Exposing Multiple Layers of Parallelism
As with any type of processor that provides a large number of computational cores, it is more important than ever to create and expose multiple layers of parallelism in one's application, right down to the innermost loops. Full utilization of the VPUs of the SKX and CLX processors is impossible unless the entire code is built around large, simple loops involving vectors of data.
A corollary to this is that due attention must be given to how data are stored, and how they move back and forth from memory to the cores. That way the VPUs, with all their abundant processing power, will not run short of vector operands on which to do their work.
As we will see, the ideal case would be to have each core executing 4 SIMD operations on ~100 floats every cycle. And since SKX and CLX have many cores, there must be many such loops and many such SIMD vectors contained in the program. None of this should come as any surprise, given the architectural trends of mainstream CPUs and GPUs over the years.

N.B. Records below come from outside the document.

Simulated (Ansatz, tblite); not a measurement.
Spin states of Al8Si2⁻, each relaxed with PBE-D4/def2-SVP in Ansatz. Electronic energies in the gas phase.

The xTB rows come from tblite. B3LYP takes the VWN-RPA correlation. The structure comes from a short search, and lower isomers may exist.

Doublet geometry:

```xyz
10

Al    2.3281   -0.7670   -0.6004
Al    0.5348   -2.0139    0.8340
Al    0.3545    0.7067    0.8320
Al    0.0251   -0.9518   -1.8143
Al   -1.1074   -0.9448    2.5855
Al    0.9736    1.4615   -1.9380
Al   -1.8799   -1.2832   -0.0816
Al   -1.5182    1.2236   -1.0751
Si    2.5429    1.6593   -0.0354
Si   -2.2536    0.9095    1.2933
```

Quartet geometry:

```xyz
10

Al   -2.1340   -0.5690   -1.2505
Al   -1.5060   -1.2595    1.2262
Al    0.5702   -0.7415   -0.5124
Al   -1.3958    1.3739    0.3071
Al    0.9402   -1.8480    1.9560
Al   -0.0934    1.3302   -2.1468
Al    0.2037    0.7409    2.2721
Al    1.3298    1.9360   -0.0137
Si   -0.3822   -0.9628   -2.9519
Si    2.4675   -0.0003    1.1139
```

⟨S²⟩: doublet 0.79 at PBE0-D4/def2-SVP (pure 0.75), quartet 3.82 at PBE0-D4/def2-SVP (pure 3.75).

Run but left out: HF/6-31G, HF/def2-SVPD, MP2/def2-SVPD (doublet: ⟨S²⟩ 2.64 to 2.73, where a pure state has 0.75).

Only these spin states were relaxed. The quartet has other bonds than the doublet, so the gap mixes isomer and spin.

Programs for SKX and CLX processors can be written in standard HPC languages such as C/C++ and Fortran, as well as higher-level languages such as Python that utilize C/C++/Fortran for numerically efficient, compiled extension modules that allow for hybrid programs mixing interpreted and compiled code. Thus, common parallelization mechanisms such as MPI and OpenMP are available. Fortunately, it is the compiler's job to take care of vectorization (perhaps guided by a few hints).